Some might say Luis Alvarez was destined for big things when he was in second grade. Born in San Diego, he moved to Mexico when he was two. When his parents separated five years later, Alvarez moved back to California with his mother. His schooling in Mexico had been far more advanced than it was in the United States, so with the support of his new school and his mother, he was able to skip from second grade to fifth. Alvarez began high school at age 12 and graduated at 16. “I kind of fit right in,” Alvarez says. Always taller than his own age group, everyone assumed he was two years older. When it came time for dating in high school, though, Alvarez admits, “I was two years younger than the girls in my class, so that was kind of a problem.”
When Alvarez started college, he was only 16 and wasn’t yet certain what he wanted to study. At the University of San Diego, he tried five different majors, including music. He joined a college rock-and-roll band, but as much as Alvarez enjoyed the musician’s life, he realized there wasn’t much money to be made unless he became a big star. He settled into computer science and received his degree in information systems, now known as IT.

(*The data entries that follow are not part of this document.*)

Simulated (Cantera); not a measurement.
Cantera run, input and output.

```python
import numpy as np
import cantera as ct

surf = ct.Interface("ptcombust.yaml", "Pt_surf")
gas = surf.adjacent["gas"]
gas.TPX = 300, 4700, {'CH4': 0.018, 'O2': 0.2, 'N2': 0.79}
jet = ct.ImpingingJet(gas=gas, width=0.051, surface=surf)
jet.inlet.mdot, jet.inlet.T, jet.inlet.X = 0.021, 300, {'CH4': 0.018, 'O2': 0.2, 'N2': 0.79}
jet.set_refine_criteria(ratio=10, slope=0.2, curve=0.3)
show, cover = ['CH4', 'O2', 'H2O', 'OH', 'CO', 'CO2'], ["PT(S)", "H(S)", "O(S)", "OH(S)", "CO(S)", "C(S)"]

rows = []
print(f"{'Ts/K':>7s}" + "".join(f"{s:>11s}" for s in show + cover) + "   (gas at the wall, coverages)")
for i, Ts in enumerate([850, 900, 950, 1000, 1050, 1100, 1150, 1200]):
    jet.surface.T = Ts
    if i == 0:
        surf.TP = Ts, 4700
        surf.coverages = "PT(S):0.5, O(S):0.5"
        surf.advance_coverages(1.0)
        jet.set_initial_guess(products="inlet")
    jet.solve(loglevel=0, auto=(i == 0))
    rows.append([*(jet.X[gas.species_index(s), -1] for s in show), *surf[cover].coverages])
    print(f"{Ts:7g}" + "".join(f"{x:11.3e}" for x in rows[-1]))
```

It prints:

Alvarez didn’t go four years straight in college. He took some time off to work instead of going through school unsure of what he wanted to study.
“There are times you have to make decisions with whatever information you have at the time, which is usually not enough, so you have to go with your gut and make the tough decisions.”
While Alvarez took a break from college, he worked for iMEC Corporation as a data processing manager. His computer expertise helped him land the gig, which made him responsible for improving all of the company’s departments. His position helped him learn about process improvement, which would pay dividends in his future employment.
His career path changed when he was 22. A managerial role where he learned all the different areas of the company led to a plant manager position when he was 25. It was an odd spot for Alvarez as most of his direct reports were much older, and he didn’t yet have a degree. However, Alvarez continued to move up the ladder until he was named general manager at Plastic Omnium. He received his degree when he was 29.
Alvarez developed his leadership in his twenties. He prefers to be a supportive leader rather than a dictator but knows there are times when tough decisions have to be made, and he’s not afraid to make them. “There are times you have to make decisions with whatever information you have at the time, which is usually not enough, so you have to go with your gut and make the tough decisions,” Alvarez says. “A lot of that comes from experiencing the outcomes of past decisions.”
When he began at Lancer in 2006, those leadership lessons Alvarez picked up at Plastic Omnium came in handy. He started as vice president of operations for the beverage dispensing equipment manufacturer before he was named president and put in charge of Lancer’s operations worldwide in 2009.
In an effort to improve the processes at Lancer, Alvarez introduced the lean enterprise, a process to help reduce waste in terms of time and materials. Lean enterprise also aims to make the product more valuable to the customer. Introducing lean has turned Lancer into a world-class company and has succeeded in improving its customers’ experiences. Order numbers are up as a result. However, lean wasn’t initially an easy sell. “Everyone was against it,” Alvarez says. “At the beginning, people thought lean was about having no inventory and putting the customer at risk. People were calling it ‘anorexia.’”
Alvarez wasn’t discouraged by his team’s hesitation. He is a certified lean sensei, and he showed employees how it could benefit everyone firsthand. He also had to reassure concerned customers that lean would improve Lancer as their vendor, citing that the first priority of lean is customer satisfaction. “You cannot risk customer satisfaction and reduce waste first,” Alvarez says. “That’s the wrong way to do it. First you have to satisfy the customer, then you look for ways to reduce waste in all of your processes.”
Now lean has spread through Lancer’s international divisions in Belgium, the UK, Australia, New Zealand, Asia, and Mexico with sights set on South America. “It’s good to be growing,” Alvarez says. Satisfied customers buy more, even during tough economic times. “That speaks to the efforts of all of our employees and what they do here. Continuous improvement is the backbone of our company.”